Jeffrey Haynes needs to have a talk with the folks who edit his Wikipedia entry. Ostensibly articles on the site should be based on verifiable facts and not read like (at best) idle conjecture or (at worst) a press release from a publicist. Allow me to give you an example of the latter: “The Emergency Rations EP book-ended collaborations with Edan and Akrobatik in an MC abduction scenario, while the I Phantom full-length formed a saga that led him from birth to apocalypse.” Those type of conclusions are best left to either someone authoring an album review or soliciting coverage for one. “A saga that led him from birth to apocalypse.” C’mon now, let’s be for real. That’s an unnecessarily pretentious description of Mr. Lif’s music.
I can understand how a random editor might get carried away by their enthusiasm when listening to “Don’t Look Down” though. Haynes is the kind of emcee that polarizes listeners, and if you form a positive attraction, it will carry you through his entire catalogue. I used to describe his vocals as monotone, but that’s a disservice to both the artist and the reader. It would be more accurate to say he’s “deliberately subdued.” If he was truly monotone you wouldn’t notice a shift in his pitch when he poses questions, describes emotional situations, reveals insightful truths or reaches a powerful conclusion. You can hear all of that in “Everyday We Pray.”
The good news is that Lif tends to polarize people with a positive charge — myself included. If you look at the like/dislike ratio for his songs there tends to be 5-10% who just don’t dig the sound of his voice. If 90-95% do like you that’s enough to build a career on, which is exactly what the Boston emcee has been doing since the late 1990’s. Along the way he’s made some powerful friends in all aspects of hip-hop, which is why you can end up with a supergroup like The Perceptionists forming for “Mission Accomplished,” or you can find Fakts One producing “World Renown” while Del the Funky Homosapien trades bars with Lif. Both songs are fresher than towel from out the dryer.
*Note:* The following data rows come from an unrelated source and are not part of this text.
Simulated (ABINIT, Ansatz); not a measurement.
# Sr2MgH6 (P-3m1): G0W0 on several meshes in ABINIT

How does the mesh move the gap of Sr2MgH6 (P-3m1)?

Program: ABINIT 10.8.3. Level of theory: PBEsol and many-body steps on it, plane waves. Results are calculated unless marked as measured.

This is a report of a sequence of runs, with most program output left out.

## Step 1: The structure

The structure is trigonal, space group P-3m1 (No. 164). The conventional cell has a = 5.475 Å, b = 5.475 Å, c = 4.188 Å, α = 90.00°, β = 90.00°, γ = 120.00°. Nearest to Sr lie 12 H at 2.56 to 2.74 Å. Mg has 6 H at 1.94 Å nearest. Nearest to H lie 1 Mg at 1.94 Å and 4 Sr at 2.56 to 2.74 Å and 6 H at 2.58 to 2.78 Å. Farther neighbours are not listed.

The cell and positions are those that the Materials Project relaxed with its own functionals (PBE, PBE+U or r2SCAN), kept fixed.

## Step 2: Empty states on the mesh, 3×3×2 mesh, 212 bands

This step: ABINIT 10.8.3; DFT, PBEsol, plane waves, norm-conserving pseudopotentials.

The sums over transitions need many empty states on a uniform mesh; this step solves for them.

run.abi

The longer you spend listening to Mr. Lif, the more you notice and appreciate the time he spends working on the lyrics he spits. His distinctive flow could carry him through phoned in performances if he let it, but songs like the opener “Pounds of Pressure” live up to their name. Lif provides a chilling tale of love with a twist — the protagonist’s beau has a stalker who refuses to take no for an answer. Punctuated with sound effects from gun shots to creaking doors, the track is cinematic in the very best way.
“Where do I start? Should I provide a method for you
What would you do? You’re up against your moment of truth
You’ve got a gun in your right hand, you soaked through your sweatband
The opposition says (‘You ’bout to die! You’re a dead man!’)”
Now if those aforementioned Wikipedia editors were more clever, they would have written about how “Don’t Look Down” is a “birth to apocalypse” scenario in reverse — an album that starts with the worst day of someone’s life, then ends with a title track made by Synesthetic Nation Music that inspires hope. “I used to look up at night and see the sky/now I am the sky/now the planet’s I/used to use a telescope to see.” He doesn’t need his eyes or a magnifying lens to view a bigger picture any more. “Where we walk there is no ground.” It’s not often that I refer to a rapper as spiritual, but what’s refreshing in this case is that it’s a universal spirituality not confined to any single religion or belief. Slap a “T” at the end of his nom de plume and Jeffrey Haynes will Lif(t) you up with this album.